Halite/Doctrine vs MySQL AES_ENCRYPT: security/per

2019-08-25 10:00发布

问题:

I have a web application (Symfony 4) that needs to be HIPAA compliant which (among other things) means I need to encrypt data. Originally I was just going to encrypt data in PHP via Halite and save it in the database, however there are some fields (last name, first name, phone number) I can't encrypt because they will be used for a search field and therefore I need (?) MySQL to be able to use where clauses.

For this reason I was going to use AES_ENCRYPT and set the MySQL connection to go over ssh through a local port forwarded tunnel so that the connection would be secure and no one would be able to get the passphrase.

I keep seeing articles though that AES_ENCRYPT is a bad idea and that the stuff should just be secured in PHP. If I do that, I would need to pull ALL the records down, decrypt them, then have PHP search then - surely not as fast as MySQL could do it (?). This table could have thousands of entries.

Are there any suggestions for this? Am I overthinking it? What risks would there be in doing it via MySQL if I did connections through ssh?

There is so many suggestions on the internet it's hard to know whats right =/ Thanks so much in advance!

回答1:

If you're happy to use exact lookups, you can implement a lookup on an encrypted field at no performance cost. You should definitely implement the encryption logic in your PHP code.
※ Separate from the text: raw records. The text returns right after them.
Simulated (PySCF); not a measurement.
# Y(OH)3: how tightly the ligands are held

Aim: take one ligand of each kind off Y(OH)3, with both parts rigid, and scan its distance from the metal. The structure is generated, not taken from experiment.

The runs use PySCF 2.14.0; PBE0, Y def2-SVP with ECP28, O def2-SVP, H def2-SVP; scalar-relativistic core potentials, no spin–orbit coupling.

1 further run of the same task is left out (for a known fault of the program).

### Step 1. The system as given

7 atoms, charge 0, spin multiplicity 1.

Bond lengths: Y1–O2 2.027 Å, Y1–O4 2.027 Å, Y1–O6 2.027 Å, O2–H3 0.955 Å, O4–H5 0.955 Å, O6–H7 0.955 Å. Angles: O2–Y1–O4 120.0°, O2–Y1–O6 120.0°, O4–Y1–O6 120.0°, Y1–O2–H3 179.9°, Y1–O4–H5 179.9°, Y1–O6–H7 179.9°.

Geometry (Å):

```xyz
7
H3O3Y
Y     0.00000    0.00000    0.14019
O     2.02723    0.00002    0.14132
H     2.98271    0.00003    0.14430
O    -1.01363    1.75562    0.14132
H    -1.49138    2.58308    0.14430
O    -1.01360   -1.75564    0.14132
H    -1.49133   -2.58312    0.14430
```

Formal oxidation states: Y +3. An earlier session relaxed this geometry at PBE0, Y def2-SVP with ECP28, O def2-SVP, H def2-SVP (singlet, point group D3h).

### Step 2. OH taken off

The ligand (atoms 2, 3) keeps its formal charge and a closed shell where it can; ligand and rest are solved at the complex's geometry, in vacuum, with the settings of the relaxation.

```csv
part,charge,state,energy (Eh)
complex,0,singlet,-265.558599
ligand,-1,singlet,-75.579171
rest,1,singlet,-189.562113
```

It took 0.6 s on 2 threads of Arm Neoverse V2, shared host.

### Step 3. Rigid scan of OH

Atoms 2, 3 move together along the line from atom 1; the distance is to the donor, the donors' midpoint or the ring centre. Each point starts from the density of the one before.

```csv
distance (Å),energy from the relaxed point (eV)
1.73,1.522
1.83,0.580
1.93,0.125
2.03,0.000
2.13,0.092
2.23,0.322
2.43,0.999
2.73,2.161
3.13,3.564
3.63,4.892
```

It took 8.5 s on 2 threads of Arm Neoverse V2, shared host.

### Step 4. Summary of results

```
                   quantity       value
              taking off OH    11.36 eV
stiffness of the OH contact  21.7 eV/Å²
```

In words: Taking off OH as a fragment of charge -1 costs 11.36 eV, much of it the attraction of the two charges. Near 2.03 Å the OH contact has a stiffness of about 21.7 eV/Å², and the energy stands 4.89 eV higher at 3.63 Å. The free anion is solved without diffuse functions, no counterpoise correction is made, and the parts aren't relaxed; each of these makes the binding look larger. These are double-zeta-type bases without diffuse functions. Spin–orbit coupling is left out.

If you currently have your table, say:

(id, first_name, last_name, email)

We first add additional columns for the fields you want encrypted, so our table becomes

(id, first_name, first_name_lu, last_name, last_name_lu, email)

When we update or insert a row, we do 2 things:

  • Using the first symmetric key, we encrypt the required fields. This result goes in the original column.
  • Using the second symmetric key, we HMAC the required field. This result goes in the *_lu column.

When we want to perform a lookup, we:

  • Using the second symmetric key, HMAC the search query and then lookup the *_lu column based on the result.
  • If we find a match, then the encrypted value in the original column is the value we searched for.

You might wonder why the HMAC is necessary at all, why can't we just re-encrypt and compare? We could do that, but it would also mean that we have to use ECB mode to encrypt, which is a large security vulnerability. GCM or CBC should be used instead. This is what makes the HMAC necessary.